Absolutely fascinating/terrifying (why do those always come in pairs with AI research?) but I think it's also interesting to use this to make some assumptions about how human brains work. When I hear a voice, I kinda have an idea what the person would look like. I can't really explain it, but there's definitely some assumptions I can make about age, weight – gender is easy but even within that, a deeper voice easily makes me think of more stereotypically male facial features. The model is also slightly racist (as we all are) so if I hear an Asian language, well, I might picture an Asian person.

So, basically, a lot of this stuff is actually likely happening right now in our brain. A lot of crazy complicated stuff, happening entirely subconsciously and never having been tested before because doing so empirically is somewhere between incredibly tedious and impossible.
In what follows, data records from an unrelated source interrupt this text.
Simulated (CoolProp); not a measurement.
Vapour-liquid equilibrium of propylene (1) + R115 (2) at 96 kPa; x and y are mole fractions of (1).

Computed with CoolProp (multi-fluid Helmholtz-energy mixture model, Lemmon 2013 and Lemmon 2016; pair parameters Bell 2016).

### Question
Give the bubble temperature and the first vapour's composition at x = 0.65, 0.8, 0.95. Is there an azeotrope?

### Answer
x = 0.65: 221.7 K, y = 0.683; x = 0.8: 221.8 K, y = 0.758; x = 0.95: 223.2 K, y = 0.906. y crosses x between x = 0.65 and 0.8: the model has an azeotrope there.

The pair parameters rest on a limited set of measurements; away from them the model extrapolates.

How is it racist to think of an asian person when you hear something with a typically asian pronunciation?

For a quick overview, I found the Github page to be more useful: https://speech2face.github.io

Cool, but this seems like a very fancy age, race and gender approximator.

I wonder if the NSA has an in-house version already.

I found this scary from the perspective of it's use by Law Enforcement. There have already been serious misuses of facial recognition software by LE, including using celebrity pictures as a query [1] because a witness described a perpetrator as looking like that celebrity. From the perspective of someone familiar with machine learning, this is a terrible misuse that is likely to lead to wrongful arrests. I can easily imagine LE using Speech2Face software to extract a facial reconstruction from a recording, then feeding this reconstruction into facial recognition software, not understanding how this will WILDLY propagate error. I'm not against industry use of machine learning, but this software has the propensity for extreme misuse.

1. https://www.washingtonpost.com/technology/2019/05/16/police-...

I may have slept better tonight not having know about this.

I'm underwhelmed.

It fits age, sex, ethnicity and face shape.

The part it does well is age, sex and ethnicity. It's not really surprising that voice can give those away. Most people can guess those correctly from a voice sample.

Face shape is the interesting part, and in my opinion it doesn't do that very well at all. I wouldn't recognise any of those people from their reconstructed images.

I like how having a goatee correlates sufficiently with the way you speak for a neural network to learn it.

There is a whole field dedicated to this kind of study, namely sociolinguistics (see [1] for a short summary of the seminal experiment). Sociolinguistics study surface variations in language use that cannot be accounted by dialectology only (i.e. geographical factors) among speakers of the same language. There are clusters among linguistics uses, and it turns out they map to clusters in the space of social practices. For what I have studied of the field (not that much), it seems most of the time the variation is driven by the desire to belong or show you belong to the community of the users of the trait you adopt. It's said to be "inconscious" (pretty much like my masterful ability a handling language), but at the same time the subjects at hand can arrive at the same conclusions with the help of some introspection.

What's uncanny here is that having a goatee doesn't make you belong to any social group you could think of explicitly and enjoy belonging to. I guess the relationship is mostly driven by a mix of physionomical traits (gender + age) and the fact they correlate well to having a goatee (which isn't a tiny class anyway). Or there are indeed "deep" social structures to which we belong and are yet unable to identify.

[1] http://all-about-linguistics.group.shef.ac.uk/branches-of-li...

Edit: there may well be an immense data trove hidden in people's voice. That could be a very useful way to enrich datasets internally a bit like recommendation engines work: if my neighbour speaks like I do, then he must enjoy the same things as I.

Or it could be that a goatee physically influences the sound of the voice in a way that is perceptible to the algorithm. For example, damping transmission through the skin and attenuating reflections off the chin and upper pip.

It doesn't. I worked as a sound engineer in film for a decade and I'm extremely forensically minded.

You motivated me to investigate.

Extreme example, compare audio at 4m and 21m - https://www.youtube.com/watch?v=6dbQ2OA4SRA

Clearly a different top end.

Did a little tinkering in Audacity and with the beard there's a standard roll off from 3khz to 10khz. Without there's a weird flat spot in the same area (both are averaged over 20 seconds or so)

But are you absolutely sure there aren't tiny, tiny differences? I don't think it's likely, but how can you be so sure?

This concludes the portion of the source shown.